The Good-Turing-smoothed probability of a species \(x\), which actually has been observed \(r\) times is

\[ P_{GT}(x) = \frac{r*}{Z} \]

In our example of drawing balls of different colors, the Good-Turing smoothded probability for drawing a black ball is then

\[ P_{GT}(black) = \frac{2 \cdot \frac{1}{3}}{18} = \frac{2}{3 \cdot 18}, \]

since for \(r=1\) (black ball appeared once so far), we have

\[ r* = \frac{(r+1)N_{r+1}}{N_r} = \frac{2 \cdot 1}{3}. \]

Note that the calculation of \(r*\) according to equation \(\eqref{eq:rstern}\) fails, if \(N_{r+1}=0\). Therefore, it is suggested to apply expectation values \(E(N_{r+1})\) and \(E(N_{r})\) in equation \(\eqref{eq:rstern}\). Such expectation values can be determined, e.g. by interpolation.

Final remark on the number of unseen events in N-gram language models: From the corpus, the frequency \(R_x\) for each N-gram \(x\) in the corpus can the determined. Then also all \(N_r\)-values (number of N-grams which appear r times) can be determined. For an N-gram \(x\), which is not in the corpus, we like to determine the probability \(P_{GT}(x)\) according to equation \(\eqref{eq:punsingle}\). But what is \(N_0\), the number of unseen N-grams? For this we first determine the number \(Z\) of observed N-grams according to \(\eqref{eq:sumGT}\). Then we subtract Z from the total number of possible N-grams:

\[ N_0 = \mid V \mid^{N} - \sum\limits_{r=1}^{\infty}N_r \cdot r . \]

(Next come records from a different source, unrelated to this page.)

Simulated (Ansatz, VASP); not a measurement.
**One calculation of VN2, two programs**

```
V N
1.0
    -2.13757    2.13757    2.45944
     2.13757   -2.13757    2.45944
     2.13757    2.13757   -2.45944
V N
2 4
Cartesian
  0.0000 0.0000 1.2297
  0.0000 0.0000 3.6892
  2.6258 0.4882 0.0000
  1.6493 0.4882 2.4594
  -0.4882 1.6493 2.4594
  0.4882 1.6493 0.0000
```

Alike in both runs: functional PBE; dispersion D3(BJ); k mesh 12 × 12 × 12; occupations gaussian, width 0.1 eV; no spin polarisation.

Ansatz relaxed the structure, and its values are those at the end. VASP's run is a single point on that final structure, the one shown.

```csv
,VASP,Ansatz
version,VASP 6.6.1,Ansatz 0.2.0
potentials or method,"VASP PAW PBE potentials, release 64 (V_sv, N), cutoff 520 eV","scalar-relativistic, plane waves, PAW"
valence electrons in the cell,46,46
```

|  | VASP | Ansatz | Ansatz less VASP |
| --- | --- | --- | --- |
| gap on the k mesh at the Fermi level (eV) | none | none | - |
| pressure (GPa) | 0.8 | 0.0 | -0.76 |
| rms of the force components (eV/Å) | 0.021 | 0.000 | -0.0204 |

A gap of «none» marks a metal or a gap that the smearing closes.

4.6. Evaluation of Language Models

N-Gram language models differ in

  • the value of \(N\),

  • the corpus, which has been applied for training

  • the method of estimating the conditional probabilities, e.g. Maximum-Likelihood, Laplace, Good-Turing, …

Subject of this subsection is the evaluation of language models. If we have a trained language model, how can we assess it’s quality? Or similarly: if we have trained several different language models, how can we determine the best one?

In general evaluation of language models can be categorized into intrinsic and extrinsic evaluation. In the case of extrinsic evaluation, the lanugage model is not evaluated directly in an isolated manner. Instead the language model is integrated into the application, e.g. speech recognition, translation, automatic correction, and the quality of the application is determined in an end-to-end manner. However, intrinsic evaluation is application-independent. It calculates a metric, which depends only on the language model itself. In this subsection, only intrinsic evaluation is addressed.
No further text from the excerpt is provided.